# Naive Bayes from scratch using numpy

### Bayes Theorem = $P(A|B) = \frac {P(B|A) \cdot P(B)} {P(A)}$

$P(y|X) = \dfrac {P(X|y) \cdot P(y)} {P(X)} = \dfrac {\prod P(x_i|y) \cdot P(y)} {P(X)}$

Where:
 - $P(A)$ is the probability of $A$ occurring
 - $P(A|B)$ is the conditional probability of $A$ occuring given that B has occurred

Naive refers to the fact that it assumes the data features to be independent and mutually exclusive.

### Classification result = Class with highest posterior probability

$y = argmax_y(P(y|X)) \approx argmax_y(\prod P(x_i|y) \cdot P(y))$  
$\because P(X)$ does not depend on $y$

Since values in the above expression are very small, we use log of these values.  
$y = argmax_y(\sum log(P(x_i|y)) + log(P(y)))$
  
- $P(y)$ = Prior Probability = Frequency of each class
- $P(x_i|y)$ = Posterior = Class Conditional Probability = Gaussian Model = $\dfrac 1 {\sqrt {2 \pi \sigma_y^2}} \cdot e^{- \bigg(\dfrac {(x_i - \mu_y)^2} {2 \sigma_y^2}\bigg)}$

In [None]:
import numpy as np

In [None]:
class NaiveBayes:
  def fit(self, X, y):
    nSamples, nFeatures = X.shape
    self._classes = np.unique(y)
    nClasses = len(self._classes)

    self._mean = np.zeros((nClasses, nFeatures))
    self._var = np.zeros((nClasses, nFeatures))
    self._priors = np.zeros(nClasses)

    for idx, _class in enumerate(self._classes):
      X_c = X[y == _class]
      self._mean[idx, :] = X_c.mean(axis=0)
      self._var[idx, :] = X_c.var(axis=0)
      self._priors[idx] = X_c.shape[0] / float(nSamples)

  def predct(self, X):
    yPred = [self._predict(x) for x in X]
    return yPred

  def _predict(self, x):
    posteriors = []

    for idx in range(len(self._classes)):
      prior = np.log(self._priors[idx])
      posterior = np.sum(np.log(self._pdf(idx, x)))
      posteriors.append(posterior + prior)
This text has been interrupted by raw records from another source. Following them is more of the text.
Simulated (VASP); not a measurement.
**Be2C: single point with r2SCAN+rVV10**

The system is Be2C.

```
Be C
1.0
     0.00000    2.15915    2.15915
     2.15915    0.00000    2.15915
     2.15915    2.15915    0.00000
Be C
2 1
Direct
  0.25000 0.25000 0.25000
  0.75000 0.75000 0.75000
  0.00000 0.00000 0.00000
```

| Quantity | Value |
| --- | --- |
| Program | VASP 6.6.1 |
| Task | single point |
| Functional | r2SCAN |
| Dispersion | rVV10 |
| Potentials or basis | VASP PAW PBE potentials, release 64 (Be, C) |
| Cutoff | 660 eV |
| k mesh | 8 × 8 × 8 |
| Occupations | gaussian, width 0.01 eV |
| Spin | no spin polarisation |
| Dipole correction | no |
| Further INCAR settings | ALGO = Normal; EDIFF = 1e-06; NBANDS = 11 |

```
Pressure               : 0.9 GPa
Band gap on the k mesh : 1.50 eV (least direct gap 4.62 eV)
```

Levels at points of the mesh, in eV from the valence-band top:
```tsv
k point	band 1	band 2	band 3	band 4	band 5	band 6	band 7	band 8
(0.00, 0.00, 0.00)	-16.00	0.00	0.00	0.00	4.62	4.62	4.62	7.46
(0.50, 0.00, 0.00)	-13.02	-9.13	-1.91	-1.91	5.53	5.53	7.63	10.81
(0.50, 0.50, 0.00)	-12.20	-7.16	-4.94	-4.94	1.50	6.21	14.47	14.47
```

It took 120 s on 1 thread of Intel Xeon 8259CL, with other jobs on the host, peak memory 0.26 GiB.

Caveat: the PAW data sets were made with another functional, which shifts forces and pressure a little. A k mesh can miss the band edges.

    return self._classes[np.argmax(posteriors)]

  def _pdf(self, idx, x):
    mean, var = self._mean[idx], self._var[idx]
    return np.exp(-((x-mean)**2 / (2*var))) / np.sqrt(2*np.pi*var)

In [None]:
from sklearn import datasets
from sklearn.model_selection import train_test_split

X, y = datasets.make_classification(
    n_samples=1000, n_features=10, n_classes=2, random_state=0)

XTrain, XTest, YTrain, YTest = train_test_split(
    X, y, test_size=0.2, random_state=0)

classifier = NaiveBayes()
classifier.fit(XTrain, YTrain)
predictions = classifier.predct(XTest)


def accuracy(yTest, yPred):
  return np.sum(yTest == yPred) / len(yTest)


acc = accuracy(YTest, predictions)

In [None]:
acc